Trump says ‘no place in society’ for anti-Semitism

The Democratic National Committee has targeted Trump for a response they characterized on Thursday as “cowardly.”

Republican US presidential candidate Donald Trump addresses the American Israel Public Affairs Committee (AIPAC) in Washington (photo credit: REUTERS)
Republican US presidential candidate Donald Trump addresses the American Israel Public Affairs Committee (AIPAC) in Washington
(photo credit: REUTERS)
NEW YORK – Donald J.Trump condemned the flurry of anti-Semitic rhetoric and invective stirring among some supporters of his presidential bid on Thursday.
Addressing a number of incidents online in which his avowed supporters have targeted Israel, Jewish figures and journalists, Trump said in a statement that “anti-Semitism has no place our society, which needs to be united, not divided.”
The Republican presidential nominee was repeating a statement he made last month to The New York Times after controversy first stirred over his views of David Duke, a former leader of the Ku Klux Klan who warned of “Jewish extremists” thwarting his candidacy.
But some Jewish figures, pro-Israel organizations and media commentators have questioned whether Trump’s original condemnation was sufficient, given the sheer volume of anti-Semitic attacks lobbed on the Internet against Jews at all critical of Trump.
“He didn’t just say, ‘I denounce it,’ which is a good statement but doesn’t go far enough,” Jason Greenblatt, Trump’s top adviser on Israel and the Jewish world, told the Post. “What he instead said is, anti-Semitism has no place in our society, and we need to have a unified society. That to me is a statement that a leader should make.”
The Democratic National Committee has targeted Trump and Greenblatt for a campaign response they characterized on Thursday as “cowardly.”
“Trump has either publicly engaged in anti-Semitic behavior or cowardly refused to condemn those who engage in anti-Semitic behavior in Trump’s name,” the opposition party said in a press release.
One target of the attacks, a conservative Republican opposed to Trump’s candidacy, told the Post that Trump’s response was not enough.

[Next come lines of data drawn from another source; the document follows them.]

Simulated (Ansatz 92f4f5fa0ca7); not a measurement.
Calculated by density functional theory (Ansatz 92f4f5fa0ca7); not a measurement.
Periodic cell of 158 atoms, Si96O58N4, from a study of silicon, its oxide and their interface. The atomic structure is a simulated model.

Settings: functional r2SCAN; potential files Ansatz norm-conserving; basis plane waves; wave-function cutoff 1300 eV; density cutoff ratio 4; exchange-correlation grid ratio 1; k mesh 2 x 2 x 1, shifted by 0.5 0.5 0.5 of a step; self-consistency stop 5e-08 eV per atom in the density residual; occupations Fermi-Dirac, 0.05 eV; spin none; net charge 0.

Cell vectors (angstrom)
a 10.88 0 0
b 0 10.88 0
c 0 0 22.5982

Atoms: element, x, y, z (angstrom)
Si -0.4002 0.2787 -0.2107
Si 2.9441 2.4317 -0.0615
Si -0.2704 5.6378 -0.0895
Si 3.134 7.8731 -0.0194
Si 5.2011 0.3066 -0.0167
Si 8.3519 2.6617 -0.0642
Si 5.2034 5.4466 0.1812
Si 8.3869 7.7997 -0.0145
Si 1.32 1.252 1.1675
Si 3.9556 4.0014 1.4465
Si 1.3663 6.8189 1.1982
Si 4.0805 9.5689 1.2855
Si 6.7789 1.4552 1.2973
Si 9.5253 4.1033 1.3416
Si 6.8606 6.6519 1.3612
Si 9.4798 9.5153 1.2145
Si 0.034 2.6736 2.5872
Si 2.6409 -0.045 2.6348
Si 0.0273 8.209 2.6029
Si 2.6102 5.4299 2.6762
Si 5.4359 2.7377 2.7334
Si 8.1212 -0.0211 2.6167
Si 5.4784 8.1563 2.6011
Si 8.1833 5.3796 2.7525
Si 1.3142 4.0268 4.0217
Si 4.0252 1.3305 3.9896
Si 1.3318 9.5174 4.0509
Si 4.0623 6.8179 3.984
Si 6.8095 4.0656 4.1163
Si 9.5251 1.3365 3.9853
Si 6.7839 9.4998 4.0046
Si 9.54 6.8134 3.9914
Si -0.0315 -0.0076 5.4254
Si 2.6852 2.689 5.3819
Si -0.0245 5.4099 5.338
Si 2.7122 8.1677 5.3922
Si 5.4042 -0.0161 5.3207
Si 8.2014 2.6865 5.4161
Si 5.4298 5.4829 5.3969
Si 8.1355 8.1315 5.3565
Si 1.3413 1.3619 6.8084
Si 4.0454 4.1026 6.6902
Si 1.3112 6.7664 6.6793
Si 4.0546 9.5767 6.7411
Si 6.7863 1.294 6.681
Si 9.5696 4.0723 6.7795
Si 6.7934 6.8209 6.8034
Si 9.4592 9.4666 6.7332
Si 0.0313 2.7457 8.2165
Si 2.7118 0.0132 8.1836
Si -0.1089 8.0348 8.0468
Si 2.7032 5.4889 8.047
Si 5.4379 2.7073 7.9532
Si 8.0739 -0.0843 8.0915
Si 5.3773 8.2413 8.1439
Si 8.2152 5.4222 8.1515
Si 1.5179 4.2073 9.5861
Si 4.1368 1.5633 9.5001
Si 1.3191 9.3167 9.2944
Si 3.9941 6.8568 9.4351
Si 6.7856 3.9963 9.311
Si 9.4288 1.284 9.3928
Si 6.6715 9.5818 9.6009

“We aren’t talking about anti-Semitism in a general sense,” said Bethany Mandel, a senior contributor for The Federalist and columnist with The Jewish Daily Forward. Mandel has received thousands of anti-Semitic tweets and several hang-up calls to her phone since a white supremacist website published her personal details.
“His followers have been spewing it in his name,” she added. “He should repudiate that, not just the concept of anti-Semitism as in theory.”